But he won’t cast her anymore. Because he doesn’t want others to desire her after they see her. She bats her eyelashes, pumped with mascara, and smiles again, and her lips almost dyed pink. She looks misplaced here. Her hair is almost blonde. It falls over her face in a 90s way.
Zuby is articulate. He knows the narrative well. There might be some truth in it, but it is narrated to maximise the broken heart complex. He says his life is a story of losses. He lost his father to another woman when he was young, and then his brothers. But the loss that did him in was his mother’s. On the Hyundai Sonata always parked outside the chai stalls and new hotels near the Baoli gate, a sticker reads ‘Maa Ki Dua’. And on the left top corner: ‘Painfull Rockstars’.
Expletives and abuses are thrown at whoever comes in the way while he is driving. He says they write their songs in the car on a busy street. In that chaos, he feels, music comes best to him. The car is his zone. It is a gift from Nagma.
Zuby is not emaciated like the rest of them. There is a way the poor look different from the rich. You can tell from their sunken cheeks and their frames. Nadeem and Sahil and the rest are poor boys from the slums. Zuby is different. He doesn’t need to work.
Nineteen-year-old Sahil Siddiqui was the one who started it all last year when he first recorded his song Kyun Iss Tarah. Sahil gave them all this dream, Nadeem says.
Sahil gets up to sing.
He recorded that first song at Sai Milan Studio in Lajpat Nagar in March last year. Then, he formed the band. That was a fashionable thing to do. And suddenly, everyone was trying to compose, write and record. Zuby met him one evening and asked to be included. Zuby had already been singing at Comesum, a chain fast food joint near Delhi’s Nizamuddin Station, and he was Sahil’s brother’s friend.
Sahil finishes singing. There’s silence.
“I have a love story to sing about,” Zoheb says.
“Mine is a sad story,” Nadeem interrupts.
“Actually, I start with love, and then it gets sad,” Zoheb replies.
Zoheb sings the cover of an old Bollywood song: Humein Tumse Pyar Kitna. He has added his own lyrics. There’s also some rap, and he wants to record it soon so he can send it to his girlfriend on Valentine’s Day.
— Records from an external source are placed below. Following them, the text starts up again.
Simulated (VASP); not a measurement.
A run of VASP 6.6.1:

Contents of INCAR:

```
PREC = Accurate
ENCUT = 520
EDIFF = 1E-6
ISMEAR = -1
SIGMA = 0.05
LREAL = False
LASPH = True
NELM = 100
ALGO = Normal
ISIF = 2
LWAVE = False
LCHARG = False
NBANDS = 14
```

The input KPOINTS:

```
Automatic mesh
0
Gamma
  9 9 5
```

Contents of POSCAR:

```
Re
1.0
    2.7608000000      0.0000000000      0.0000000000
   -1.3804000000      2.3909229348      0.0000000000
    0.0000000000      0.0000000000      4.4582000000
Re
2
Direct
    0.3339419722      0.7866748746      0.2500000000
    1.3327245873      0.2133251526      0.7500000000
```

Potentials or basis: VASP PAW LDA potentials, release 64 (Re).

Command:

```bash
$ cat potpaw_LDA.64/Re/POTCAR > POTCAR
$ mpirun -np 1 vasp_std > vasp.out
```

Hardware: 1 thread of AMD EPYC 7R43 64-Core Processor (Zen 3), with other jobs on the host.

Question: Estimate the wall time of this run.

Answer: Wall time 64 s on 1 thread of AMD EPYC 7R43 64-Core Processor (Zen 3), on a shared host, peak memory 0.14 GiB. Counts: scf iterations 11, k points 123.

“Ladki toh nahi mili, lekin ek career toh mil gaya (I didn’t get the girl, but I got a career),” Sahil says, and he begins to talk about his tryst with love.
He plays the voice of a girl crying on his mobile. It is too much. Given my own fascination with love, I was curious. But the grieving, amplified, is too much. They shut it, and Sahil says he will never love again. The girl betrayed him, and now she wants to come back, but he has decided he will never give her that power again.
“I used my pain,” he says. “I will use it always.”
His father Mohammad Zafir Nizami came to Delhi from Bhagalpur district in Bihar in 1976 before Sahil was born. He owns a flower shop at the shrine in Nizamuddin. He used to tell Sahil to focus on other things. Singing would need more than just a good voice. His elder son had tried—he gave up and started working at the Aga Khan Trust. But Sahil is obstinate. Such things aren’t for the poor, his father would say.
“My father said, ‘Once you have started on the path, don’t turn back’. I won’t. I am still pursuing education, and help out at the shop, but this is what my life is going to be about,” he says.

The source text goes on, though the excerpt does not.